And on April 6, the Free Press news organization reported that in January, U.S. defense officials summoned Cardinal Christophe Pierre, the former papal ambassador to the United States, to the Pentagon for a “bitter lecture” that essentially amounted to a threat to back the White House amid Leo’s perceived criticism of the Trump administration.
“The narrative offered by some media outlets about this meeting is completely untrue,” the Vatican press office statement said, responding to the report and confirming that a meeting did take place. A Pentagon spokesperson said the story was exaggerated and that the meeting was a “respectful and reasonable discussion. We have nothing but the highest regard and welcome continued dialogue with the Holy See.”
Rosario Forlenza, an expert on politics and religion at Rome’s Luiss University, said there’s a long history of suspicion between the Vatican and the United States.
But, he said, “There’s never been anything this adversarial and it’s never involved specific personalities. This is completely new.”
He also noted that Trump’s former chief strategist in his first term, Steve Bannon, predicted after Leo emerged victorious from the conclave that there would “friction” between Leo and Trump.
“It is shocking to me that a guy could be selected to be the Pope that had had the Twitter feed and the statements he’s had against American senior politicians,” Bannon said at the time.
The Vatican and the White House
Historically, the United States showed little interest in the papacy or the Vatican until President Abraham Lincoln recognized during the Civil War that cooperation with the Church could help secure greater Catholic support for the Union and discourage papal recognition of the Confederacy, Forlenza said.
In other words, tension, intrigue and cross-purposes involving the Vatican and the White House are not new.
In fact, the city-state that is the headquarters of the Roman Catholic Church and the United States only reestablished diplomatic ties in 1984 after more than 100 years of mutual distrust. Some Americans worried that Catholics maintained allegiance to the church first and American values and institutions second. It was once unthinkable for an American president to be seen with the pope. It was Woodrow Wilson who became, in 1919, the first sitting U.S. president to visit the Vatican when he visited Europe in the aftermath of World War I.
More recently, Pope Leo’s predecessor, Pope Francis, heavily criticized Trump’s policies on immigration and climate. Pope John Paul II launched a major, though ultimately failed, diplomatic effort to lobby President George W. Bush, urging him to forgo the 2003 U.S.-led invasion of Iraq. As Pope Leo has said of Trump’s war in Iran, Pope John Paul II said the Iraq war lacked both legal and moral justification.

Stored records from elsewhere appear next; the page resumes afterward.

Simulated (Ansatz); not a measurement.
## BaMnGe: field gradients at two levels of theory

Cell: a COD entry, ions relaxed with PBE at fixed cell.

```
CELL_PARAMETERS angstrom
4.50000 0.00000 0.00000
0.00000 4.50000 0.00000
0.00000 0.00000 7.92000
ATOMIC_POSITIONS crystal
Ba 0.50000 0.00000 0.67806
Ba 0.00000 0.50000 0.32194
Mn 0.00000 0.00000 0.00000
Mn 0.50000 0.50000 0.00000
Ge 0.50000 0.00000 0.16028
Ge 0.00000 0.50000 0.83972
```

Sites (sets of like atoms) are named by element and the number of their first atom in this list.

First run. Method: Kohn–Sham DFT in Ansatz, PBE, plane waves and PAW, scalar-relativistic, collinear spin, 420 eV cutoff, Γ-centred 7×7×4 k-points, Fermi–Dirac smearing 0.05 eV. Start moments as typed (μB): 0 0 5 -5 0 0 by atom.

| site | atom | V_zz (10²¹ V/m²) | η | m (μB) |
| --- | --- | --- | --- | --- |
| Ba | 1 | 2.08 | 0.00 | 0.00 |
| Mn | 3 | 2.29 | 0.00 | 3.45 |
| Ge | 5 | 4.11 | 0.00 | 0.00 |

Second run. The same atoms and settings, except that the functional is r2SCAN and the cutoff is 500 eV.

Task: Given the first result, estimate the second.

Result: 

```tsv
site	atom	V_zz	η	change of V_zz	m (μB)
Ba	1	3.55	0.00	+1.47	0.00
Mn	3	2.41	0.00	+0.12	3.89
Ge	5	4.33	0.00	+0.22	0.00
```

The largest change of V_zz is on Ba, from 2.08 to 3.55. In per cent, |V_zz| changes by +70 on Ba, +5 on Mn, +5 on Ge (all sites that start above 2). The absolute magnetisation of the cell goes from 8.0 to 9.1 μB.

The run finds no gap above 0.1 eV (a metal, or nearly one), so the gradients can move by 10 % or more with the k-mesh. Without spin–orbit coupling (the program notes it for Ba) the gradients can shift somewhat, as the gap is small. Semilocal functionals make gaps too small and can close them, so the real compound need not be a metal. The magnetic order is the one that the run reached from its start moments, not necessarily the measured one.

The verbal ferocity of the ongoing clash between Leo and Trump has reignited the theory that the decision by the Vatican’s College of Cardinals to elevate Cardinal Robert Francis Prevost to Pope Leo XIV in May 2025 − less than six months after Trump’s second-term inauguration − may have been, at least in part, a move aimed at finding a counterweight to Trump’s perceived scattergun and disruptive approach to foreign policy.
Why an American pope?
Six Vatican officials and insiders stressed that there was no easy way to conclude definitively why Leo got the role – and they had no specific information about the May 2025 conclave. There was a generalized perception among some in the Holy See that a powerful American who could stand up to another powerful American was a factor in Leo’s selection. (The vote for the pope that takes place through a series of secret ballots and is effectively between the cardinals and their consciences.) An American pope could more easily navigate how to be a thorn in Trump’s side, is how one Vatican official put it. All spoke on the condition of anonymity.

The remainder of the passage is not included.